Iran: The Shiite Powerhouse of the Middle East Is Failing Economically and Politically

Iran Focus 

London, 17 May - Iran is the second biggest nation in the middle east in terms of the economy, according to the Daily Mail. The only country ahead of it is its Sunni rival Saudi Arabia. The reason for this supposed wealth? Oil and Sanctions Relief.

The Iranian economy was revived by the lifting of international sanctions against it, when the 2015 nuclear deal was put into place. Then, a recent deal between Saudi Arabia, Iraq, and Iran allowed Iran to up its oil production significantly.

However, despite these boosts, the economy is still not working for anyone outside the elite.

Official statistics show that Iran has a 12.5% unemployment rate (up to 27% in young people) although independent experts believe this number to be much higher. Indeed, an estimated 70% of Iranians are currently struggling to survive because their income in below the poverty line.

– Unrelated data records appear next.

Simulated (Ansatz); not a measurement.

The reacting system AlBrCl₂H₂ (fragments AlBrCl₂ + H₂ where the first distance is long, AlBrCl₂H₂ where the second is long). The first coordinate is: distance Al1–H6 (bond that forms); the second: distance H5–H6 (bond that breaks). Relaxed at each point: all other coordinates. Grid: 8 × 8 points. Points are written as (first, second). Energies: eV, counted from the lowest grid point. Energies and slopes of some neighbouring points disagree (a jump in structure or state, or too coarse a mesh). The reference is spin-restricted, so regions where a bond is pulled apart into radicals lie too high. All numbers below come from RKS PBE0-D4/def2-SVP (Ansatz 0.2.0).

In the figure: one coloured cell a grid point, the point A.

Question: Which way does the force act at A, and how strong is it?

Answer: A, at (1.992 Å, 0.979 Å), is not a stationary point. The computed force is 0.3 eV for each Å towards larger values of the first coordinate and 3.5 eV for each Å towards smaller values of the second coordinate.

Maryam Rajavi, the president of the Iranian Resistance, said in February: “Iranian households suffer from hunger due to poverty and destitution. Twelve million sleep hungry each night. If the Mullahs ignore the economic implosion it would lead to the eruption of popular protests.”

The Iranian Regime also recognise that foreign investments are not as good as they had expected, with many companies still reluctant to invest in a country that is considered “the world’s number one state sponsor of terrorism” by the US Treasury and where part of the military (the Revolutionary Guards Corps or IRGC) could be added to the list of foreign terrorist organisations in the US.

Speaking of the military, Iran is currently fighting (sometimes through proxies) in at least four conflicts in the Middle East; Syria, Iraq, Yemen, Lebanon. The most obvious role can be seen in Syria, when Iran has been supporting the dictator, Bashar al-Assad. This is where the money is really going; It funds terrorism rather than the public interest.

This will not be changed by the election because the President cannot change it and the Supreme Leader, Ali Khamenei, won’t.

The Daily Mail article makes the false distinction between moderates and hardliners in Iran, with regards to the upcoming election. To be clear, the Iranian Regime is divided by their love for power, not by policy.

They do not have different policies for healthcare/education/employment- indeed, they are not allowed to have different policies. They simply see President as a stepping stone to becoming the next Supreme Leader upon Khamenei’s death.

Whichever of the candidates becomes President, their chances of becoming Supreme Leader is increased and then they will be subject to no checks on their power.